Tips for business innovation - Business Works
BW brief

Tips for business innovation

by Stephen Archer, Director, Spring Partnerships Empowering employees to be innovative and creative and encouraging a 'can do' attitude can reap rewards for everyone - whether monetary or reward-based - and companies that do this are more likely to survive the recession, says Stephen Archer, Director of Spring Partnerships. The success of businesses like the John Lewis Partnership where its 81,000 'partners' own two of the UK's leading retail businesses - John Lewis and Waitrose - shows what can be achieved when a business is powered by its people.

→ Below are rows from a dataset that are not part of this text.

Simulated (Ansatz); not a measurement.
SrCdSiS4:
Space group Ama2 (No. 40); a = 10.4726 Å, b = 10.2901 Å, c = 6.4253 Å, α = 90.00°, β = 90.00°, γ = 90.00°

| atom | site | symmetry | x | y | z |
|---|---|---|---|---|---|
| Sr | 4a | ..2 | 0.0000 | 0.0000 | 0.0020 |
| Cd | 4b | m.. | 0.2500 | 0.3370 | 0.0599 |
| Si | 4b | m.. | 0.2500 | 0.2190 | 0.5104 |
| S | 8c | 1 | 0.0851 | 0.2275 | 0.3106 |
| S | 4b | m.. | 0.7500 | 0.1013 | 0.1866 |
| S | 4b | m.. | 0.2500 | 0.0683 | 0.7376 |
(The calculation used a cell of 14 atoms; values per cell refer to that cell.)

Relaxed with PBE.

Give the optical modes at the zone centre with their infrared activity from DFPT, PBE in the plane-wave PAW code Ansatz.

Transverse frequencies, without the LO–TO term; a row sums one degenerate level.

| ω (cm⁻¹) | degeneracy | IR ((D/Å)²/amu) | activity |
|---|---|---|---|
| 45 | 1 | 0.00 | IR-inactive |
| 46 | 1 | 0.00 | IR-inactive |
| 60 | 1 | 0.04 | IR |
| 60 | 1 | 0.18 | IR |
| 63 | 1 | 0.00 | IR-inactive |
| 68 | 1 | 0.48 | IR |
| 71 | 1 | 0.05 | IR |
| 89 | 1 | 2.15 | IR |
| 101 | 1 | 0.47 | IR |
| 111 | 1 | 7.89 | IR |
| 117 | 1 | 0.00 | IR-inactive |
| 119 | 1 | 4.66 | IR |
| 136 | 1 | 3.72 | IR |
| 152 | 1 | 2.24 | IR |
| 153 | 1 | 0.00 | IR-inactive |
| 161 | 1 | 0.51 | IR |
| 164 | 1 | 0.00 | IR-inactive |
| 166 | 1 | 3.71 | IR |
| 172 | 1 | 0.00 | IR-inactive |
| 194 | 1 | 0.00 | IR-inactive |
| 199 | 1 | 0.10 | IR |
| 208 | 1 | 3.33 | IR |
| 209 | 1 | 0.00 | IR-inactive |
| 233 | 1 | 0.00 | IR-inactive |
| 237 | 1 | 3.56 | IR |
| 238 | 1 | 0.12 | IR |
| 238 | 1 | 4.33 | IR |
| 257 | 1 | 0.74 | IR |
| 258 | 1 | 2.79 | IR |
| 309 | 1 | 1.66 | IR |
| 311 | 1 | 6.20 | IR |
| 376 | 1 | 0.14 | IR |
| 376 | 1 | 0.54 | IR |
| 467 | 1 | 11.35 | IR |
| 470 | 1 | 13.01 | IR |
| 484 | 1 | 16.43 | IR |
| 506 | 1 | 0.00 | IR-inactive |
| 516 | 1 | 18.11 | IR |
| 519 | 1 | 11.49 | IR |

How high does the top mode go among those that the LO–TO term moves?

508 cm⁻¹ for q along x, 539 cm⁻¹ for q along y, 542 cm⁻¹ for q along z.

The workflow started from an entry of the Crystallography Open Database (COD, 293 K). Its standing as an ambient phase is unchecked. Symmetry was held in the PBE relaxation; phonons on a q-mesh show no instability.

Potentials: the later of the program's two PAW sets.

  1. Understand and know what the market wants, but know more about what your competitors are offering and how they behave.
    Competitors of all kinds are the minimum benchmark for which to aim. Equalling the value of competitive offerings is rarely going to suffice – always ensure you are moving to stay ahead. Look at every weakness in competitor offerings and operations and use advanced brain storming tools such as 'meta planning' to develop and refine the winning concepts.

  2. Empower people to implement their innovations.

  3. Make it clear that a business must always develop its products and services.
    NEVER stand still. Even those lucky enough to have patent or intellectual property protection must seek to acquire more advantages. If in any doubt about this then compare the fortunes of General Motors to Honda in the past decade.

  4. The customer is always a good start point for innovative thinking and should be a central focus for the whole business.
    The customer and their relationship is central to business success. Do not rush to copy some competitors' ways of caring for customers (eg. automated telephone services!). Develop new ways to engage with customers in a way that customers want. They will repay you over and over. This is how Virgin Atlantic took so much business away from the likes of British Airways.

  5. Treat internal employees as customers and friends.
    The best innovation can come from co-operation between employees – this is an effective way of bringing out entrepreneurs. Identify and appoint innovation 'champions' around the business. These people will be the leaders on innovation development and manage the process. They must drive the culture.

  6. Any function has scope for innovation – always.
    HR, finance, customers service, manufacturing, legal - they all must innovate and an innovation culture that embraces all the functions will be a better joined up organisation.

  7. Lead people to look externally for inspiration and don’t be afraid to steal other people’s ideas.
    Some of the best ideas and simplest innovations are from businesses that already have had such a drive or survived times of stress. Copy best practice. Sometimes copying is the best route. However, copy it, and then improve it. Look at how the Japanese destroyed the UK motorcycle industry, they copied the UK and made the products better.

  8. Managers should promote external focus from all departments.
    Many businesses suffer from internalism and parochialism. They stunt growth, innovation and sap energy. Assume that your business could be killed off by new entrants to the market or new innovations - people or technology-based. Get people to think the un-thinkable, develop thinking around scenarios that may seem unrealistic. Remember, in 2007 the idea that several banks would fail was unthinkable.

  9. Lastly, companies must look forward, not back all the time.
    Create a 'can do' rather than 'can't do' culture. There are 'no buts'; only 'yes, and ...'

In the end, innovation is an attitude of mind. It can be developed and sustained through consistent behaviours in the business. The value is enormous and in truth no one has a choice in the matter. Everyone must adapt, change and innovate and we can all become entrepreneurs.